Petros Koutrakis, professor of environmental sciences in the School of Public Health, for “Examining the Feasibility of Monitoring PM2.5.” Koutrakis and his research partner, Daniel J. Jacob, Gordon McKay Professor of Atmospheric Chemistry and Environmental Engineering in the Division of Engineering and Applied Science, will examine the feasibility of using satellite data to estimate ground-level concentrations of fine particulate matter.

Daniel P. Schrag, professor of earth and planetary sciences in the Faculty of Arts and Sciences, for “Using Stable Isotopes to Track the Effects of Maize Cultivation on Malaria Transmission in Africa.” Schrag’s research partner is Andrew Speilman, professor of tropical public health in the School of Public Health.

The winners were selected by a peer review consisting of experts from both within and outside the University. Louise M. Ryan, professor of biostatistics in the School of Public Health, and Steven C. Wofsy, Abbott Lawrence Rotch Professor of Atmospheric and Environmental Science in the Faculty of Arts and Sciences, co-chaired the selection committee.

The stories behind each proposal illustrate the enthusiasm that Harvard faculty has – across the University – for finding ways to collaborate with one another. Schrag and Spielman first discovered a common interest in their subject when they met a few years ago at a dinner hosted by the HUCE. “Andy had a hypothesis that the cultivation of maize in Africa increased the efficiency of malaria transmission because maize pollen is super food for mosquito larvae,” said Schrag. “I was intrigued by the hypothesis, and thought we might be able to use some geochemical methods from my laboratory to test it by determining how much maize pollen the mosquitoes actually eat.”

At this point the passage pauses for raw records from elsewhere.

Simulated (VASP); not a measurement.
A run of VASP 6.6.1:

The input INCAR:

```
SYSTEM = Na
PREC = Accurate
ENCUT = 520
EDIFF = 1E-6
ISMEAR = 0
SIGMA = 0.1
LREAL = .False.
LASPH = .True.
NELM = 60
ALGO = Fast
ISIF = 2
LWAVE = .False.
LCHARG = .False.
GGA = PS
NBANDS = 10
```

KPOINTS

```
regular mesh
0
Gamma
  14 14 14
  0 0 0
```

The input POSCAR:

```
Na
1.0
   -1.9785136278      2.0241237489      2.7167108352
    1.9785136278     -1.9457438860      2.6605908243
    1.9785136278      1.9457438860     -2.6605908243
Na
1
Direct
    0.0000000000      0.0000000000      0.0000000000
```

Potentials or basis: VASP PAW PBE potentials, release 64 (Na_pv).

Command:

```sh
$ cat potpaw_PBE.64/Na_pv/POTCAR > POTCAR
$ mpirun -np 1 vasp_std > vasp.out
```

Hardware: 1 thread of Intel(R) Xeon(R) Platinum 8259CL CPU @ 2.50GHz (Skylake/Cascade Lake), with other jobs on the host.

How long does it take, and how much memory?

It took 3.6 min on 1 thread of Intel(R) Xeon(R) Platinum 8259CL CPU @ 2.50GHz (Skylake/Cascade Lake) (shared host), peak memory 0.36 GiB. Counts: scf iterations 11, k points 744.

While excited by their ideas, the professors were stymied about what to do next. “There was neither adequate funding nor personnel to move the project forward,” said Schrag.

Thanks to the HUCE Faculty Research Project Awards, Schrag and Spielman can now turn their idea into a full-scale research project. “Research awards like this one are crucial in bringing faculty together across the University to work on interdisciplinary problems,” said Schrag. “They are enormously important in encouraging partnerships like the one that Andy and I hope to forge.”